A self-invested personal pension (SIPP) is a pension ‘wrapper’ that holds investments until you retire and start to draw a retirement income. It is a type of personal pension and works in a similar way to a standard personal pension. The main difference is that with a SIPP, you have more flexibility with the investments you can choose.

How it works

SIPPs aren’t for everyone. Get advice if you’re thinking about this type of personal pension.

With standard personal pension schemes, your investments are managed for you within the pooled fund you have chosen. SIPPs are a form of personal pension that give you the freedom to choose and manage your own investments. Another option is to pay an authorised investment manager to make the decisions for you.

SIPPs are designed for people who want to manage their own fund by dealing with, and switching, their investments when they want to. SIPPs can also have higher charges than other personal pensions or stakeholder pensions.

For these reasons, SIPPs tend to be more suitable for large funds and for people who are experienced in investing.

What you can and can’t invest in

Most SIPPs allow you to select from a range of assets, such as:

  • individual stocks and shares quoted on a recognised UK or overseas stock exchange
  • government securities
  • unit trusts
  • investment trusts
  • insurance company funds
  • traded endowment policies
  • deposit accounts with banks and building societies
  • national savings products
  • commercial property (such as offices, shops or factory premises)
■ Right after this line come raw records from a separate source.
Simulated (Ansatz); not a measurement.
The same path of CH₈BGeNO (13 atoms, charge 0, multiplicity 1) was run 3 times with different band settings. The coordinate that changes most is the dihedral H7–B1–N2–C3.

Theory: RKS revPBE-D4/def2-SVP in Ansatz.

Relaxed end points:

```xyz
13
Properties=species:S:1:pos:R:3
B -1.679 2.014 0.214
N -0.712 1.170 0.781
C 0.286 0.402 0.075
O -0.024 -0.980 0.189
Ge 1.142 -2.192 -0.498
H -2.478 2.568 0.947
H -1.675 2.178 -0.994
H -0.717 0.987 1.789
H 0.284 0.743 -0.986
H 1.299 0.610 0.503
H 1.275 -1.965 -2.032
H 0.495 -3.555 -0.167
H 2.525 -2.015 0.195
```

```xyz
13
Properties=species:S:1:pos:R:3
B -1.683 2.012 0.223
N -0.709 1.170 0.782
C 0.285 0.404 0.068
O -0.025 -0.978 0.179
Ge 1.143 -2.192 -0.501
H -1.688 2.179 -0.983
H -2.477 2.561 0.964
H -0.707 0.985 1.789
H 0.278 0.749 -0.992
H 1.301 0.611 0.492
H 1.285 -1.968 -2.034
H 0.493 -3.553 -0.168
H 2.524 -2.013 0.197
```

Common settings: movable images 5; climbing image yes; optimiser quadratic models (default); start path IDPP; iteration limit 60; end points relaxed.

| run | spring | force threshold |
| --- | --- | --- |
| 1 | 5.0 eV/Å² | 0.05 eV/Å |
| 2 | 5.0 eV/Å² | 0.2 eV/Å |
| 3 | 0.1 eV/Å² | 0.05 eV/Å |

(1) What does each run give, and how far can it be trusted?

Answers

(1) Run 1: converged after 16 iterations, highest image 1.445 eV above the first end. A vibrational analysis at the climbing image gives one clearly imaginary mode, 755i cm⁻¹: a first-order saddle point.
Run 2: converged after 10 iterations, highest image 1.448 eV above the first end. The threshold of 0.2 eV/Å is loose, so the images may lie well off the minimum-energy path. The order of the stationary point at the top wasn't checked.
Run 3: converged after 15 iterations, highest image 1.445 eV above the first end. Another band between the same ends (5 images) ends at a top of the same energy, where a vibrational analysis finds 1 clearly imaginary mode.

These aren’t all of the investment options that are available – different SIPP providers offer different investment options.
It’s unlikely that you’ll be able to invest directly in residential property within a SIPP. Residential property can’t be held directly in a SIPP with the tax advantages that usually accompany pension investments. But, subject to some restrictions, including on personal use, residential property can be held in a SIPP through certain types of collective investments, such as real estate investment trusts, without losing the tax advantages. Not all SIPP providers accept this type of investment though.

A SSAS is a standalone occupational scheme offering similar flexibility to the a SIPP

  • The SSAS is principally designed for directors and key employees of small private companies who desire exclusivity and flexibility within an occupational scheme environment.
  • There are some subtle differences between the investment options of a SSAS compared to a SIPP, such as secured loans to the sponsoring company, and again investments are usually pooled between the members.
  • A wide flexibility is afforded within a SSAS in reference to current legislation.

NOTE: A SSAS is not a product that is regulated by the Financial Conduct Authority.